War Crimes Tribunal Criticizes Croatian Bishops

AGENCE FRANCE PRESSE, July 25 — A spokeswoman for the United Nations war crimes tribunal condemned Croatia's Catholic bishops for a recent declaration accusing the court of unfairness in its investigation of the 1991-95 Serb-Croat war, the wire service reported.

The Church statement, issued by the Croatian bishops’ Justice and Peace commission, suggested that the UN tribunal was engaged in “collusion” with those who sought to “undermine Croatian independence.” The tribunal had indicted two Croatian generals for war crimes against ethnic Serbs.

Many Croatians see their country as a victim of the conflict, not an aggressor, since almost a third of Croatia was occupied by Serbs after Zagreb declared independence from the former Yugoslavia in 1991.

But the bishops’ statement insulted “both the international law and international justice in general,” said war crimes tribunal spokes-woman Florence Hartman.

Judge Who Sentenced Bishop's Killers Flees Guatemala

REUTERS, July 25 — Guatemalan judge Yassmin Barrios fled the country after sentencing four men convicted of murdering a Catholic bishop, the wire service reported.

Barrios was attacked with a grenade and received threats before the trial was conducted earlier this year, but still sentenced the killers of Bishop Juan Gerardi to up to 30 years in prison. The bishop was killed in April 1998, two days after releasing a report blaming the military for most of the human rights abuses during Guatemala's 36-year civil war.

Pakistani Christian's Appeal Rejected in Blasphemy Case

AGENCE FRANCE PRESSE, July 25 — A Pakistani court rejected an appeal from Amnesty International on behalf of a Christian sentenced to death for blasphemy, the wire service reported.

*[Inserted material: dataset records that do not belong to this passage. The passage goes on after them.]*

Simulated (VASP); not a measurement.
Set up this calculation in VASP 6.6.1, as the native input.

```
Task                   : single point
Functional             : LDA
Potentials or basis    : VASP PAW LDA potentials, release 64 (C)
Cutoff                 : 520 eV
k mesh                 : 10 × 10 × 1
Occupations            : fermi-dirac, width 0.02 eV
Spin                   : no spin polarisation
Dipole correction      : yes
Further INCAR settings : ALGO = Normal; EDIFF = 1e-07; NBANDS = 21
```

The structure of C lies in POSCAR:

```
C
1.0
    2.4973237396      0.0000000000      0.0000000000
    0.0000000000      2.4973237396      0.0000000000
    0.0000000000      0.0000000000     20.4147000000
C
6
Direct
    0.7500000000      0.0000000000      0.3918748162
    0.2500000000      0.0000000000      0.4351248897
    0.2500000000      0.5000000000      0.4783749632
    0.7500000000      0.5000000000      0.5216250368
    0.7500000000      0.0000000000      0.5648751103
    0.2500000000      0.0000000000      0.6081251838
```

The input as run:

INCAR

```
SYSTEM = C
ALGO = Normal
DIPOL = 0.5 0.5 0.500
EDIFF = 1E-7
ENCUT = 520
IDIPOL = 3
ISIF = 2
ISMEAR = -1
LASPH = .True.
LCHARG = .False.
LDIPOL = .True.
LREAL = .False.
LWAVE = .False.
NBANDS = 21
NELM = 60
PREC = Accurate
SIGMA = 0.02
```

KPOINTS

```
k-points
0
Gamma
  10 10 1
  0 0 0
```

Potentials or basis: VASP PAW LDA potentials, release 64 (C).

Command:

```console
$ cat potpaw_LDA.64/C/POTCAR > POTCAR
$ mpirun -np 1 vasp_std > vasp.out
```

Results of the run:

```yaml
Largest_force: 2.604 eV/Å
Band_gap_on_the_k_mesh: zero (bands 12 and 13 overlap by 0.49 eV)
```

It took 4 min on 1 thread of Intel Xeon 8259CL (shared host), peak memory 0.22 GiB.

Ayub Masih was arrested in 1996 for allegedly speaking against the prophet Mohammed, the founder of Islam. He was condemned to death in 1998 under Pakistan's strict 1985 blasphemy law. Syed Sajjad Haider, president of the Pakistan chapter of Amnesty International, challenged the verdict, but his appeal was rejected.

Masih can still appeal to Pakistan's supreme court. Dozens of people have been convicted for blasphemy in Pakistan, but so far none have been executed.

Matchbook Bible-Smugglers Hope to Expand Apostolate

ASSOCIATED PRESS, July 2 — Almost 20 years ago, Paul Lemons began creating thousands of matchbook-sized Bibles — each with its own magnifying glass — to be smuggled behind the Iron Curtain into the Soviet Union, the wire service reported.

Today, despite the fall of the Soviet Union, Lemons’ Alabama-based East European Harvest is still printing the tiny Bibles in a variety of languages.

They are shipped to countries within the former Soviet bloc, where evangelical Protestants often run into government opposition, and Lemons hopes to take on new projects in Africa and China.

Lemons, 80, runs the printings entirely on donations. He now makes normal-sized Bibles as well.